Braves Good News Monday


Monday and the Braves postseason is WELL underway in Atlanta. Here’s what’s happened and it isn’t even noon yet.
Nate McLouth’s option declined, it cost a $1.5 million buy out but thank goodness that albatross is gone.
Following my post on a potential swap for Chone Figggins, the Braves as usual went a completely different way. John Kreger reports Derek Lowe reportedly traded to the Indians. We are paying about $10 million of the $15 million he was owed and the Tribe are sending us A Ball lefty Chris Jones who projects as a LOOGY according to Kevin_Goldstein of Baseball Prospectus. Tremendous plus for the team and for fan morale. Braves Twitter Critters are absolutely all a-tweet with joy.

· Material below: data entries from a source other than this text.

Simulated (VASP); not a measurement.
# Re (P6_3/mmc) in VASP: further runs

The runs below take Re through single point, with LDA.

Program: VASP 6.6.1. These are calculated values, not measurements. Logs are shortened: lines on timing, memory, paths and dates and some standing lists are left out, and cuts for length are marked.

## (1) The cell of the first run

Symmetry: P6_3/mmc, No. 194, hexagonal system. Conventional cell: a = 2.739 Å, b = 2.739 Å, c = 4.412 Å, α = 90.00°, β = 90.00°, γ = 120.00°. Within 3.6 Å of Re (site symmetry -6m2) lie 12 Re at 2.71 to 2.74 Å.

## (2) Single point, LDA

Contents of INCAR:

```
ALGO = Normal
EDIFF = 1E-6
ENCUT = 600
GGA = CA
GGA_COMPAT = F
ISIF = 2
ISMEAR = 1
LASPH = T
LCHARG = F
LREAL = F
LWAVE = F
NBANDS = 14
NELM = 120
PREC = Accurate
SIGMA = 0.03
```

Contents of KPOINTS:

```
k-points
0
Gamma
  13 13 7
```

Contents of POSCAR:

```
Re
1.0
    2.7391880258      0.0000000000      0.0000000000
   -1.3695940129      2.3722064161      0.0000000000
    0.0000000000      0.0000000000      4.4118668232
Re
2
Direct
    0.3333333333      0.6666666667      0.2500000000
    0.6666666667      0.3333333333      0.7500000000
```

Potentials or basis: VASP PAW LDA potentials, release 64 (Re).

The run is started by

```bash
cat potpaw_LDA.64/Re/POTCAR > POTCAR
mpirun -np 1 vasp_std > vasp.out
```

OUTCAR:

Eric Hinske’s option picked up. I knew this would happen, the Diesel is an integral part of the bench team and clubhouse. Cost a measly $1.5 million.
Accords to COTS, the Braves commitments for 2012 so far look like this.
Chipper Jones | $14,000,000 |
Derek Lowe | $10,000,000 (paid to Cleveland) |
Dan Uggla | $13,200,000 |
Tim Hudson | $ 9,000,000 |
Brian McCann | $ 8,667,000 |
David Ross | $ 1,625,000 |
Eric Hinske | $ 1,500,000 |
Nate McClouth | $ 1,250,000 (buyout) |
Sub Total | $ 59,242,000 |
Arbitration Estimates | |
Jair Jurrjens | $ 5,100,000 |
Eric O’Flaherty | $ 2,400,000 |
Martin Prado | $ 4,400,000 |
Michael Bourn | $ 7,200,000 |
Peter Moylan | $ 2,000,000 (non-tender due to injury and resign perhaps) |
Estimated Commitments | $ 80,342,000 |
pre-arb minimum salary players existing est | $ 3.940,000 |
Sub total commitments | $ 84,332,000 |
2011 Payroll $ estimated 2012 target | $ 91,000,000 |
Available to fill 6 spots on 25 Man Roster | $ 6,668,000 |
Assuming we’ll be within spitting distance of the estimate we could sign a shortstop and perhaps a real right handed outfield bat.
I wrote about shortstop options earlier. As predicted Marco Scutaro is no longer in play because the Red Sox picked up his option and I still like Clint Barmes. If the money is close to these projections we aren’t in Josh Willingham territory but perhaps in Carlos Quentin range as I discussed last week.
Official Elias Rankings out today have Willingham as a Type A free agent and Barmes as a type B. Signing Willingham would cost us a draft pick while Barmes would not.
This is the first step towards killing the nasty taste left by last year’s failure to launch. I’ve noted before that I felt the GM was under orders – or at least a string suggestion -to do better because John Schuerholz felt it necessary to write to fans and apologize, not something he wants to do again I’m sure.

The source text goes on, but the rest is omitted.